Surprisingly, 85-year-old António Ramalho Eanes – the former general who held the presidency before Cavaco Silva and Sampaio – says he will take part, although he says he doesn’t agree with the way the celebrations are being held.
His presence will be more to show “institutional responsibility”, says Ramalho Eanes, admitting that he is not sure what measures of protection he will be adopting.
Adding fat to the fire of this polemic is the fact that citizens will still be under lockdwon for the May 1 Bank Holiday (Labour Day). As commentators have been stressing, the message truly does seem to be there is one rule for ‘VIPs’ and another for everyone else.
This will be the 46th celebration of the day Portugal broke free from dictatorship in a (largely) bloodless revolution. Since its inception, parliament has failed to celebrate the day only three times: in 1983 (due to legislative elections), 1993 (because of a press boycott) and 2011 (because parliament was ‘dissolved’).
Critics insist 2020 should be a fourth occasion. But for the time being at least, the ceremony is due to go forwards with a third of MPs and less guests.
Around 130 people are expected compared to the 800 or so at the event last year.
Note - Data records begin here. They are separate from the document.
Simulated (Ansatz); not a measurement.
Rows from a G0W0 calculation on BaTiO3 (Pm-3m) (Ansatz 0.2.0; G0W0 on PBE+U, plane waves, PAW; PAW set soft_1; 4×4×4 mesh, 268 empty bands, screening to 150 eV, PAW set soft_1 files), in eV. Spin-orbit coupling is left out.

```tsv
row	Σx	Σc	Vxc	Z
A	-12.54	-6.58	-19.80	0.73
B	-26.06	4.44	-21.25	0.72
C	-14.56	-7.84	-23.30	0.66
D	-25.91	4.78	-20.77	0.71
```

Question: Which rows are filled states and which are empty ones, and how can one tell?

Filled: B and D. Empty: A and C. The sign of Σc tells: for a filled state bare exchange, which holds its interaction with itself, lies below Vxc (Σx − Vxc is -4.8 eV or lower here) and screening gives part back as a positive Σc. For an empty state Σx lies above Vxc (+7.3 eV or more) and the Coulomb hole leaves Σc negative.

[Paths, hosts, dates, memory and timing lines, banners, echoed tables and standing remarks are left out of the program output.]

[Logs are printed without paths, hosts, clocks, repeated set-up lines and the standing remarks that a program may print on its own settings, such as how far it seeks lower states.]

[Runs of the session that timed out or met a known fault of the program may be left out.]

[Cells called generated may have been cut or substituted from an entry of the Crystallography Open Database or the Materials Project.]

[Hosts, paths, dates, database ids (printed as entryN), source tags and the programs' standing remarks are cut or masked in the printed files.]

And for members of the public who want to celebrate from the confines of their homes, the message is: sing “Grandola Vila Morena” from your windows, or if you have them, balconies”.
This legendary song by Zeca Afonso, broadcast on Rádio Renasença on April 25, 1974 as a signal to start the revolution, will be featured by the media at 3pm on Saturday – the time Liberty Day processions normally begin in Lisbon’s Avenida de Liberdade.